Summary:ASTERISK-24451: chan_iax2: reference leak in sched_delay_remove
Reporter:Corey Farrell (coreyfarrell)Labels:
Date Opened:2014-10-26 18:43:10Date Closed:2015-02-18 20:00:15.000-0600
Versions:11.16.0 13.0.0-beta3 Frequency of
Environment:Attachments:( 0) refs.txt
Description:chan_iax2 leaks references to {{peercnt}} when Asterisk is shutdown within 60 seconds of calling {{sched_delay_remove}}.  This issue was found with the testsuite using ASTERISK-24379.  Many tests produce the leak.

I don't know chan_iax2 but am reporting this in the hopes that someone can address it so we can get the full testsuite leak free.
Comments:By: Corey Farrell (coreyfarrell) 2014-10-26 18:46:26.103-0500

Output from refcounter.py -n for {{tests/callparking}}.  The full refs log is 57mb, if it is needed we will need to find a way for me to post it (JIRA limit is 10MB).

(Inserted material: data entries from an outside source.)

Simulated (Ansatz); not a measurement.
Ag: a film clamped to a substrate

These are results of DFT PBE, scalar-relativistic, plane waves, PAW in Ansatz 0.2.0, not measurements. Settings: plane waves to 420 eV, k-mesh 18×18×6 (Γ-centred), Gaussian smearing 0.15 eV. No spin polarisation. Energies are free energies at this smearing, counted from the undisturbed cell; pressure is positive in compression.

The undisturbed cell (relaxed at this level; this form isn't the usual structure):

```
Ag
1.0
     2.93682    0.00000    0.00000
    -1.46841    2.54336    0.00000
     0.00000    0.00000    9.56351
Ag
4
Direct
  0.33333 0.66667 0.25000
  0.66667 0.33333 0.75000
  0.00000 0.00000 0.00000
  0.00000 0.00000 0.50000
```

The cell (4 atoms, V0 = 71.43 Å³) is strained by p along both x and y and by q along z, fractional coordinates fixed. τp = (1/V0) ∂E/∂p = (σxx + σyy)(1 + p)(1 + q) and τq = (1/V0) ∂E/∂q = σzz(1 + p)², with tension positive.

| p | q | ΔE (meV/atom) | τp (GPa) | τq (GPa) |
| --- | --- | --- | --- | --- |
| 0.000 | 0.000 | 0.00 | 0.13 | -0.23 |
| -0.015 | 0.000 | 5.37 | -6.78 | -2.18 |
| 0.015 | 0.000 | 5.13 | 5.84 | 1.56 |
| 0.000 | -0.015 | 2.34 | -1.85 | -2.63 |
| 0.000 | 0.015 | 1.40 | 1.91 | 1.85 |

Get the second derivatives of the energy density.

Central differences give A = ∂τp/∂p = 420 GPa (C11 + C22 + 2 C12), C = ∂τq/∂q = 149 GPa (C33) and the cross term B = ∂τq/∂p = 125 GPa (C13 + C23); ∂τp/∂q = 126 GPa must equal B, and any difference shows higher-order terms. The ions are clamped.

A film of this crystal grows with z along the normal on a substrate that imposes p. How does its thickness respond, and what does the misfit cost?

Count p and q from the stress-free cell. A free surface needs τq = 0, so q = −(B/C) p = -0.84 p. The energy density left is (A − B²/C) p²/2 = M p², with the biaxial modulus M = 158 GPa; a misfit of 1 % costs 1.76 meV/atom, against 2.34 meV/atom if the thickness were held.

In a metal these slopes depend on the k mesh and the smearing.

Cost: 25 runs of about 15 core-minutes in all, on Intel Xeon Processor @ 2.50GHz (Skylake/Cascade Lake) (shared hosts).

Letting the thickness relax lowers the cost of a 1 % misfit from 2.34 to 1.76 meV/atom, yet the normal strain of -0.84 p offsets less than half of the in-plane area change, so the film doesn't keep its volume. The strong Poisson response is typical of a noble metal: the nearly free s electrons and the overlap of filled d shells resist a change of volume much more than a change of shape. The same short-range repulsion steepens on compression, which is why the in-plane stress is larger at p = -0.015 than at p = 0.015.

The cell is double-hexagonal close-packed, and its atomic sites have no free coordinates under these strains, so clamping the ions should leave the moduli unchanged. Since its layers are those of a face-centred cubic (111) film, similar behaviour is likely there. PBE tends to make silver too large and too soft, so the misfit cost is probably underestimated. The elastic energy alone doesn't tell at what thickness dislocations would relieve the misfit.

By: Matt Jordan (mjordan) 2014-10-28 11:48:05.179-0500

So the weird thing is that reference bump is balanced. The variable in question is {{peercnt}}:

3033: if ((peercnt = ao2_find(peercnts, &tmp, OBJ_POINTER))) {
3034: /* refcount is incremented with ao2_find.  keep that ref for the scheduler */
3035: ast_debug(1, "schedule decrement of callno used for %s in %d seconds\n", ast_sockaddr_stringify_addr(addr), MIN_REUSE_TIME);
3036: i = iax2_sched_add(sched, MIN_REUSE_TIME * 1000, peercnt_remove_cb, peercnt);
3037: if (i == -1) {
3038: ao2_ref(peercnt, -1);
3039: }
3040: }

The variable leaking is {{peercnt}}. The function that should drop the reference is {{peercnt_remove_cb}}, which should be called so long as {{iax2_sched_add}} returns anything but {{-1}}, in which case we drop the reference ourselves. {{iax2_sched_add}} calls {{ast_sched_add}} - which returns {{-1}} on failure and the scheduled ID if the scheduler succeeded.

So the question is - why is the callback function {{peercnt_remove_cb}} not getting called? Does a {{gdb backtrace}} of the running Asterisk instance show any weird locking situations?

The other option would be to put some debug into {{chan_iax2}} and try to find out why that callback isn't being run, or if the scheduler isn't firing for some reason.

By: Corey Farrell (coreyfarrell) 2014-11-04 07:16:16.350-0600

#define MIN_REUSE_TIME 60 /* Don't reuse a call number within 60 seconds */

We could be seeing the result of shutdown happening less than 60 seconds after the call to sched_delay_remove.  This still poses an issue for the {{REF_DEBUG}} testsuite, causing 10 tests to fail.  I realize this probably isn't a "real" production leak, but it's existence reduces the effectiveness of brute force leak checking.

Maybe this could be solved by saving the result of {{iax2_sched_add}} to a field in {{struct peercnt}}, iterate peercnts at shutdown and decrement?

By: Y Ateya (yateya) 2015-01-17 12:52:59.192-0600

This might be the cause for ASTERISK-24478. The callback is not called after stressing IAX connection.

By: Corey Farrell (coreyfarrell) 2015-02-15 13:29:15.596-0600

I believe I have a fix for this issue.  I'm currently doing some tests.

[~yateya]: I don't think your issue is related.  This issue resolves itself after a wait of 60 seconds, but that is a problem for automated testing where Asterisk is quickly shutdown.

By: Corey Farrell (coreyfarrell) 2015-02-15 14:05:43.805-0600

Posted to reviewboard: https://reviewboard.asterisk.org/r/4425/